NETLIB-HPL

AMD Zen Software Studio with Spack

Open MPI with AMD Zen Software Studio

Micro Benchmarks/Synthetic Benchmarks

Spack HPC Applications

Introduction

High-Performance Linpack (HPL) is a software package that solves a (random) dense linear system in double precision (64 bits) arithmetic on distributed-memory computers. It can thus be regarded as a portable as well as freely available implementation of the High Performance Computing Linpack benchmark.

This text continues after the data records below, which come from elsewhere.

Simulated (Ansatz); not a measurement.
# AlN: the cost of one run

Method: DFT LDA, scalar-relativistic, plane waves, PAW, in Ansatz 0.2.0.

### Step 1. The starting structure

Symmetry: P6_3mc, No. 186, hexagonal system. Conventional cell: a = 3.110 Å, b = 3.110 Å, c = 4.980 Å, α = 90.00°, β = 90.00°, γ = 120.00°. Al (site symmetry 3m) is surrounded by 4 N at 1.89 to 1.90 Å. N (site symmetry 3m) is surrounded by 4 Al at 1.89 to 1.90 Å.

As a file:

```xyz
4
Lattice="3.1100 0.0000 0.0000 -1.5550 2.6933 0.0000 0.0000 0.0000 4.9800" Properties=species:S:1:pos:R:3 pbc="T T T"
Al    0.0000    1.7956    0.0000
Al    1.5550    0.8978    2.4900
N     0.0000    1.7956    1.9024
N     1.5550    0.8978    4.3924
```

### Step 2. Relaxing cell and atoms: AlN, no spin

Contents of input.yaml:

The algorithm used by HPL can be summarized by the following keywords: Two-dimensional block-cyclic data distribution - Right-looking variant of the LU factorization with row partial pivoting featuring multiple look-ahead depths - Recursive panel factorization with pivot search and column broadcast combined - Various virtual panel broadcast topologies - bandwidth reducing swap-broadcast algorithm - backward substitution with look-ahead of depth 1.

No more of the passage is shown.